Andrew Bernstein

Professor of History

Miller Center 427, MSC: 41
Office Hours:

Fall 2024: Mondays, Wednesdays, Fridays 11:30-1, and by appointment.

Specialty

Japanese history, Environmental History

Academic Credentials

PhD 1999 Columbia University, MA 1994 Columbia University, BA1990 Amherst College

Teaching

Fall 2024

HIST 110-01: Early East Asian History

HIST 261-F1: Global Environmental History

 

My courses introduce students to the particularities of Japanese and environmental history while challenging them to think closely about the process of reading and writing history in general. Whether we examine courtier culture in the eleventh century or industrial pollution in the twentieth, I encourage students to reflect on the assumptions, techniques, and purposes involved in telling stories about the past.

Research

My scholarship has been shaped by a fundamental concern for how humans struggle to build and maintain connections to the past in the midst of radical change. In Modern Passings: Death Rites, Politics, and Social Change in Imperial Japan (2006), I examine the ways in which different interest groups in nineteenth- and twentieth- century Japan sought to preserve, abandon, or reinvent death rituals that had developed over generations to build continuity in the face of loss. The question “What to do with the past?” haunts Modern Passings from start to finish, informing such topics as the reworking of cremation from a minority religious practice into a mandated public health measure, the expulsion of temple graveyards from city centers, and the evolution of funeral professionals from suppliers of ritual paraphernalia into purveyors of ritual knowledge.

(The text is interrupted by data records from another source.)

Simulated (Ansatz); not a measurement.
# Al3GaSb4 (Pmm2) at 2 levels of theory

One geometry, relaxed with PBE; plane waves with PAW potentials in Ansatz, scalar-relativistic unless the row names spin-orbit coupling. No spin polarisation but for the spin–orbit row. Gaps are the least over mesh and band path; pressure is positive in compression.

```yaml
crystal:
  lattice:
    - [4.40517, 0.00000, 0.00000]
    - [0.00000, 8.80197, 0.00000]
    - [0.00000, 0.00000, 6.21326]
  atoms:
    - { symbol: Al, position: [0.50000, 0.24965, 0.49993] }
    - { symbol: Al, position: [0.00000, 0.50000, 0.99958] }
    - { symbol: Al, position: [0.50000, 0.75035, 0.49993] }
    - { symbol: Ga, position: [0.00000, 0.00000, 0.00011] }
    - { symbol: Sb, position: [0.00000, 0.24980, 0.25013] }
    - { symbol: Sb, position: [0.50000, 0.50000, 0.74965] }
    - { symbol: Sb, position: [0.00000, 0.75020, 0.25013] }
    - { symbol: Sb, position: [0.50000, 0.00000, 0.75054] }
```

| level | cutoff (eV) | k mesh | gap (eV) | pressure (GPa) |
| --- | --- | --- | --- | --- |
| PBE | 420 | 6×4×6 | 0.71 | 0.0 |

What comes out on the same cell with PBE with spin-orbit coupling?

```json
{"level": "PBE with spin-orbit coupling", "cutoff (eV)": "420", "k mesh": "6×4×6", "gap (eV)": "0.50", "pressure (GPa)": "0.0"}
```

At present I am writing Fuji: A Mountain in the Making, a comprehensive “biography” of Mt. Fuji that treats the volcano as an actor in, and product of, both the physical world and the human imagination. The dissonance between physical and imagined can be striking. Fuji is often portrayed as stable, peaceful, and even timeless, but it is a relatively young volcano that has erupted many times in the not-too-distant past (most recently in 1707) and will probably do so again. It is one of Japan’s most powerful symbols of national unity, yet competition over its economic benefits has generated centuries of conflict among people living at its base. Finally, it is an awe-inspiring example of nature’s beauty, but its upper reaches are heavily trafficked and thus environmentally degraded; the lower slopes are even home to military target ranges. My goal is not merely to point out these incongruities, but to examine how Fuji as physical and Fuji as imagined shaped one another amid shifting material, social, and ideological circumstances from the Paleolithic era to today.